When I first heard the premise of "The Magic Circle," a new novel by Professor Jenny Davidson of Columbia's department of English and comparative literature, I couldn't have been more excited. Three Columbia post-grads invent live action role-playing games based on the secret history of Morningside monuments? Yes, please. There are very few things I like more than hokey noir mysteries, especially when they're partially inspired by "The Bacchae" and therefore guarantee copious amounts of drunkenness in almost every scene.

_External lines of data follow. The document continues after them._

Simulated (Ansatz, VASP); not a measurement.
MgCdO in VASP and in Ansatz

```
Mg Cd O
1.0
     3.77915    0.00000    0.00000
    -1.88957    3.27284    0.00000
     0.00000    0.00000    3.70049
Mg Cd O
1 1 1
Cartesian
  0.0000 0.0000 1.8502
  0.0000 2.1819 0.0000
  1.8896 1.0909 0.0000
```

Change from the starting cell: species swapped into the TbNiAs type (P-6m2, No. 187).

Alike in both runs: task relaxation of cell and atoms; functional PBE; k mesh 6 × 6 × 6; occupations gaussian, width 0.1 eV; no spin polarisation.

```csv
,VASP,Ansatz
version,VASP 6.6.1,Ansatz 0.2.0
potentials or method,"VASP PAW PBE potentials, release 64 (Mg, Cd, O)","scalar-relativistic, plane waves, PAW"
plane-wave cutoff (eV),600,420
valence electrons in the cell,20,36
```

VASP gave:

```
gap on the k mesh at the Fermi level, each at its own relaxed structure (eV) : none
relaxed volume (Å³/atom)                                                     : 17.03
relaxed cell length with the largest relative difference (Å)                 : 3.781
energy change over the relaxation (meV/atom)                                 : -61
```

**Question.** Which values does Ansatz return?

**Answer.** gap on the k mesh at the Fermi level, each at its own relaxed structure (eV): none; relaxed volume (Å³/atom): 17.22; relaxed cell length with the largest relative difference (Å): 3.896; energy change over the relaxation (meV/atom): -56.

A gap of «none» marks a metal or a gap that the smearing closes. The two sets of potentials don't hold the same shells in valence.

The novel follows roommates Lucy, an MFA poetry student, and Ruth, a game theorist, as they design a series of immersive games around Grant's Tomb, St. John the Divine, and the asylum that used to stand on campus. Joining them on their various adventures is Anna, the dangerous and intriguing sociologist who lives down the hall.
Through a succession of events that shift from unobtrusively boring to utterly insane at an abrupt and alarming rate, the women plan, practice, and play out a series of increasingly ridiculous, destructive, and implausible games.
While all of this was essentially what I expected, I still spent the first 100 pages trying hard to like the book earnestly, and then ironically, but failed on both counts. I spent the rest of the novel wishing it would improve.
In the end, the book was adequate. The story is reasonably engaging, with an accurate depiction of university life, and the characters are likable enough, but it fails to instill the wonder that its characters experience in the ordinary events it describes. Instead, Davidson traps the reader in a reality so absolute that it loses an element of believability. The prose is meticulous, straightforward, and overly academic. The book is about freedom and control, but its writing features no such control.
Her descriptions are unadorned and thorough in a way that provides a lot of practical information, but almost nothing thematic. I could explain the layout of a 19th century board game given to Ruth's mother as a Christmas present, and I could map out the route Lucy took from her apartment on 122nd Street between Broadway and Amsterdam to yoga class in the morning, then to her office, then to Morningside Park, then to Max Soha and back home, but the significance of these details is not illuminated well.
The overload of detail reached a point where I wondered if Davidson believed that her readers would get so immersed in her novel that they would be transported to the physical space of the story and feared that when they arrive they would be lost if she didn't specify where and how far Ruth went running (Riverside Park until the playground at 96th Street, then turning around and running back to 122nd Street on Riverside Drive) before she went to meet her boyfriend for dinner at seven at Max Soha.
"The Magic Circle" is so regular and exact in its habit of describing the location of every event in the plot that it alienates anyone unfamiliar with the neighborhood and irritates those of us who know it well. And the map references are just the most obvious example of a plethora of unnecessary information that altogether makes the novel at least 40 pages longer than it needs to be.
Unfortunately, there is a certain degree of excitement that is notably absent through the novel, and this ultimately results in an attempt at epic drama so overly constructed that it failed to make me feel anything at all.